The write-off saw Investec’s Wealth and Investment business adjusted operating profit decrease by 16.2% to £82.6 million from £98.6 million the previous year.

Click & Invest was launched in 2017 and made available for Investec clients willing to put £10,000 into the platform. They would be able to choose from over 300 funds and have investment managers oversee investment portfolios.

Following the launch, PBI quoted Investec Click & Invest CEO Jane Warren saying that the service offers, “clients the convenience and ease of an online service, with the knowledge that their money is being actively managed by our team of experts, not algorithms.”

Investec’s decision to close its online investment platform comes less than a year after UBS did the same with its online investment platform.

The Swiss bank launched its Smartwealth online investment platform in the UK with an investment threshold of £15,000. However, it closed the online platform in August last year, little over a year following the launch.

Worryingly for other online investment platform operators, Investec’s announcement came on the same day that a report by Credit Suisse found just 4% of next generation leaders want their wealth manager to be “digitally savvy”.

Investec Group 2018 results

Investec’s decision was impacted by soaring operating costs at the group, which have grown faster than revenue for the year ended 31 March 2019.

Total operating costs increased by 3.8% to £1,695 million for the 12 months. Non-operating costs also increased from £6 million to £19 million due to the demerger of Investec’s asset management business and the restructuring of its Irish branch.

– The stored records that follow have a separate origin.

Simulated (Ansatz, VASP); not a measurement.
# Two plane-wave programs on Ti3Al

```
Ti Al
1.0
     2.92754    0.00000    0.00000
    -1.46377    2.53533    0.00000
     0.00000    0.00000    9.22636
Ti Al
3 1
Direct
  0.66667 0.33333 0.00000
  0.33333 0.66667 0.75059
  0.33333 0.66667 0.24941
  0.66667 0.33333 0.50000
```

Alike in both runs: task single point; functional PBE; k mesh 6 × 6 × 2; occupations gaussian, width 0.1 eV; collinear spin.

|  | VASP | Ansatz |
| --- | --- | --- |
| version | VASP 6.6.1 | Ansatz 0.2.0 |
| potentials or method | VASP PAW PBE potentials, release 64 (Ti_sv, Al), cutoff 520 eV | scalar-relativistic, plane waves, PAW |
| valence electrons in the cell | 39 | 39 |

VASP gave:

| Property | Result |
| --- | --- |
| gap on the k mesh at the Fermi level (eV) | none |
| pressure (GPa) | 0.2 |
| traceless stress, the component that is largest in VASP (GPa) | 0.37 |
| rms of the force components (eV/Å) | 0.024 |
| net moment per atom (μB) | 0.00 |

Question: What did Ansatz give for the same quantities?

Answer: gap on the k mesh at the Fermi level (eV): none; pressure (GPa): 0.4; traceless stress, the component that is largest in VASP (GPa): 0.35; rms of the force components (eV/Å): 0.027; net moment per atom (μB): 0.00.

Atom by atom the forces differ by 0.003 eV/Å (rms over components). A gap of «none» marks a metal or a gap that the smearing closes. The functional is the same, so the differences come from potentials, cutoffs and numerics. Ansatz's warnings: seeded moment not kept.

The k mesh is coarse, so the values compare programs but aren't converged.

Brewin Dolphin recently acquired Investec’s Irish wealth arm for €44m.

Group adjusted operating profit increased 9.4% year-on-year to £664.5 million.

Fani Titi and Hendrik du Toit, joint chief executive officers of Investec said: “We are implementing our strategy to simplify, focus and grow with discipline.

“We are committed to the demerger and listing of the Asset Management business and the positioning of the Bank and Wealth business for long-term growth. In spite of a challenging operating environment, these results speak to strong support from our clients.”